Luca Lin, assistant professor of finance
School of Management

Going public can help a company get better loan terms and more easily borrow from different banks, but new research from the School of Management reveals that newly public firms can face hidden loan costs.

Available in the Journal of Corporate Finance, the study found businesses that go public are more likely to face performance-based loan agreements that can raise interest rates if the company’s financial performance declines.

“When a company goes public, it becomes more transparent and more attractive to new lenders, but they remain skeptical,” says study co-author Luca Lin, assistant professor of finance. “A firm’s existing lenders learn a lot about the company through their relationships — things like how managers behave during financial distress, what the corporate culture is like or information from monthly financial updates or internal forecasts. To earn the trust of new lenders who don’t have access to this information even after an IPO, businesses often have to accept loan terms that punish poor performance, even if their risk profile hasn’t changed.”

To analyze how a company going public affects borrowing, the researchers analyzed more than 2,200 loans issued to more than 400 newly public U.S. firms between 1994 and 2019, comparing loans made in the three years before and after each initial public offering.

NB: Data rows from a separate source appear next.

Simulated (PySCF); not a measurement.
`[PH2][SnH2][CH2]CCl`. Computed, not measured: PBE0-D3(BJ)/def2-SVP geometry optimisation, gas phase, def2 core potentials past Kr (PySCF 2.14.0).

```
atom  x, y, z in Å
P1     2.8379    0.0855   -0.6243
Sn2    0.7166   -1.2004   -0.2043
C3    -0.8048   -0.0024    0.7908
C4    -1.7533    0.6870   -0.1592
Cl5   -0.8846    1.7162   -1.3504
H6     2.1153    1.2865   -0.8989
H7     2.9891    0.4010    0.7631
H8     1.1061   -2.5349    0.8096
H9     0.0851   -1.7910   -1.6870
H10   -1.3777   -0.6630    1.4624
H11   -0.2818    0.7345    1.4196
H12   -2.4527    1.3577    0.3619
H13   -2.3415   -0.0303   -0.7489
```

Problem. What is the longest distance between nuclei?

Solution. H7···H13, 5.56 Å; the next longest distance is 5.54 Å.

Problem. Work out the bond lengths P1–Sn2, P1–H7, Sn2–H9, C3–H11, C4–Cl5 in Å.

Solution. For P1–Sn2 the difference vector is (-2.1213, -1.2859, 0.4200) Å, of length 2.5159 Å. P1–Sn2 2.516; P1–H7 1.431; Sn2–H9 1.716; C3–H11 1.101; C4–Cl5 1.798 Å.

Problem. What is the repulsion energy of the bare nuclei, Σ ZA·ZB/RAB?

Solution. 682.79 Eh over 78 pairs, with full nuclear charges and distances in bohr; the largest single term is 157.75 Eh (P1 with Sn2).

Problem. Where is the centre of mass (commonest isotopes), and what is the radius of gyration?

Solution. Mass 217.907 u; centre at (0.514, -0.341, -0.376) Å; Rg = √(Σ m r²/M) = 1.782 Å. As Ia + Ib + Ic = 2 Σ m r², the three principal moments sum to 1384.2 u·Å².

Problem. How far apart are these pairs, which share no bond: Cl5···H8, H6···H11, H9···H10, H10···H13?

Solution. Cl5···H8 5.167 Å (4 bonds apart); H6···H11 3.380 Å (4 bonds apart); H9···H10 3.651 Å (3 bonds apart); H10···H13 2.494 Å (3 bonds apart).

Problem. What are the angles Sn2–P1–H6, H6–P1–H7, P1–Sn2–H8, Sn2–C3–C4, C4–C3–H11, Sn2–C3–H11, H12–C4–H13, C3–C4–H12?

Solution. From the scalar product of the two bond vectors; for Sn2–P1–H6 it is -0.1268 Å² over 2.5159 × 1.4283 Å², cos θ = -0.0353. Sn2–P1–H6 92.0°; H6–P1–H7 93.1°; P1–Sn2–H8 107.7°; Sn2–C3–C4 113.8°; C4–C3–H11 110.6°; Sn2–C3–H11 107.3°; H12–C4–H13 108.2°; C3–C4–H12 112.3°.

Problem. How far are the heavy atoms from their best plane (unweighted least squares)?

Using detailed contract data, firm financials and filings from the Securities and Exchange Commission, the authors applied fixed-effects regression models to examine how loan terms — particularly performance-sensitive pricing — differ based on lender relationships and firm characteristics.

Their findings show that after an IPO, companies are 54% more likely to receive a loan with an “interest-increasing performance pricing” clause, but only from new lenders. Lenders who already have a relationship with the firm don’t require the same terms.

Despite the added pressure, researchers found that firms are still 20% more likely to switch lenders after going public — and that these stricter, performance-based terms are rarely triggered in practice and often get renegotiated once lenders gain confidence in the firm. 

“Firms want to escape the grip of existing lenders and diversify their financing sources, but doing so requires extra concessions, even after they’ve opened up their books to the public,” says Lin. “Our findings show that post-IPO companies see the value in working with new lenders, despite the need to commit to performance-sensitive debt.”

Researchers say that performance pricing offers a low-cost way for new lenders to identify promising new public firms and build relationships, and allows flexibility to adjust terms as trust develops. For the firms, committing to performance-sensitive debt can signal confidence and help secure financing from unfamiliar lenders.

Lin collaborated on the study with Xiaoyu Zhang, assistant professor of finance in the Vrije Universiteit Amsterdam School of Business and Economics.